Avoid chasing after him. If you chase after a guy you like in hopes that he will confess his feelings for you, he might want to keep running. Being chased might be more exciting for him than confessing how he feels about you. He may start to really enjoy being pursued by you instead of being the one to pursue you! Lay off a little bit and let him have the opportunity to realize that he does not want to lose you. This will help push him into telling you how he feels. Don't show up to his work or house without being asked. If you cross paths at a party, don't follow him around all night. Mingle with other friends and show that you can hold your own.

Be confident, but humble. Pretending to feel confident or boastful in order to hide your true feelings will make a man feel uneasy around you because he’ll sense that you’re pretending. If he feels uneasy, he can’t be honest with you about what he’s feeling. Be confident about who you are, but don't brag or come across as arrogant because it may push him away. Lift people up rather than talking down to them, and try not to talk about how great you are. Offer compliments, listen well, and remember it’s okay to be wrong. If he hears you being judgmental about other people, he may fear that you’ll judge him too.
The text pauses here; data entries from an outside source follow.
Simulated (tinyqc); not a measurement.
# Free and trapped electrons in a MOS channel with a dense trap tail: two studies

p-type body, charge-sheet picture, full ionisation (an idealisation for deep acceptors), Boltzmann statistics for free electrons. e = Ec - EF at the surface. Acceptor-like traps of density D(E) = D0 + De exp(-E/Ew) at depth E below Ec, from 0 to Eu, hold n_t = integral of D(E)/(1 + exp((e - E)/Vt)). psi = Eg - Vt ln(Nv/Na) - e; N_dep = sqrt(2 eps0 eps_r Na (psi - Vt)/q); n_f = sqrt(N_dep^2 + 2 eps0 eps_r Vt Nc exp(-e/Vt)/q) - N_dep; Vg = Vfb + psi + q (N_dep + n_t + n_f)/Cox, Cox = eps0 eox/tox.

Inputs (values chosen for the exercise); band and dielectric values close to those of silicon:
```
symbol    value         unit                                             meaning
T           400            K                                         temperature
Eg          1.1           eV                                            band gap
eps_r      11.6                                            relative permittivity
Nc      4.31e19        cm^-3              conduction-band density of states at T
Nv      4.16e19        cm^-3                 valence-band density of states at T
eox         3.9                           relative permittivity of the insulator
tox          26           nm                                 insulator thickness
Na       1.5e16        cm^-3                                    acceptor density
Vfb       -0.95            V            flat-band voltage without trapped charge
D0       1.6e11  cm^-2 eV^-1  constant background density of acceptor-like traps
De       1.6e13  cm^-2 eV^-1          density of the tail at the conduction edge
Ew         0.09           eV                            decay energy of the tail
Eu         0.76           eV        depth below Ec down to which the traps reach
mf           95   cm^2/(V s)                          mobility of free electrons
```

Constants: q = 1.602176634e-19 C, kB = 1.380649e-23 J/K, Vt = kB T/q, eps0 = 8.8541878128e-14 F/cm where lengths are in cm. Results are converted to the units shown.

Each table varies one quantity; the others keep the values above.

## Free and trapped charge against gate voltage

Flirt a little bit with his friend to make him jealous. If you focus your attention on one of his friends, he might start to fear the idea of losing your interest to someone else and quickly let you know he’s into you. You don’t have to go too far with your flirtation, just engage his friend in a fun conversation to stir up some insecurity. Ask them questions about themselves to get a conversation going and hint you may be interested. "What do you like to do with your free time?" "What do you do for work?" or "What type of job do you want to do in the future?" If your guy tries to join or interrupt your conversation with his friend, it could be a sign he doesn't like you chatting one-on-one with his friend, or that he wants your attention to himself! Just be careful not to overdo it: if he thinks you actually like his friend, he'll back off. Or he may realize you're trying to make him jealous, and he won't appreciate it!

Conceal the extent of your feelings for him. Be friendly and flirty, but avoid letting on that you’re into him: he could be refraining from telling you his feelings because he thinks he already has you. Try playing a little hard to get by not always being available to hang out or not answering your phone every time he calls. This may make him confess his feelings for you sooner. Give him a chance to miss you or wonder what you’re doing. Allow him the opportunity to text or call you first. If he asks you what you’re doing over the weekend, be honest, but make your plans sound exciting and rich. You might say, "I’m spending time with friends and catching a movie," or you may say, "This weekend I’m hanging out with my family for a little bit and then I’m not sure what I’ll do after that."

Ask him in a charming and cute way if he likes you. If you can't get him to confess how he feels, no harm will come to you if you just ask him directly! If he's being shy about confessing his feelings, then be honest and tell him you like him. It may cause him to reveal his undying devotion to you. If you’ve already developed a close friendship and you’ve noticed that he responds to your smiles and flirts with you, feel free to ask him. Here are some ways you can ask him: Try sitting or standing next to him and say, "I like you and I'm wondering if you maybe like me too?" or "I really like spending time with you, and I'm kinda hoping you like spending time with me. Do you like me?" If he doesn't know how to reply at first, giggle and say, "You like me, don't you?!" He’ll surely fall victim to your charm. If he says yes, congrats! You’ve won your heart's desire. If it’s a no, at least you know, so you can stop wasting your time and move on. If he takes time to think, don't worry: he may be having a hard time putting his thoughts into coherent words.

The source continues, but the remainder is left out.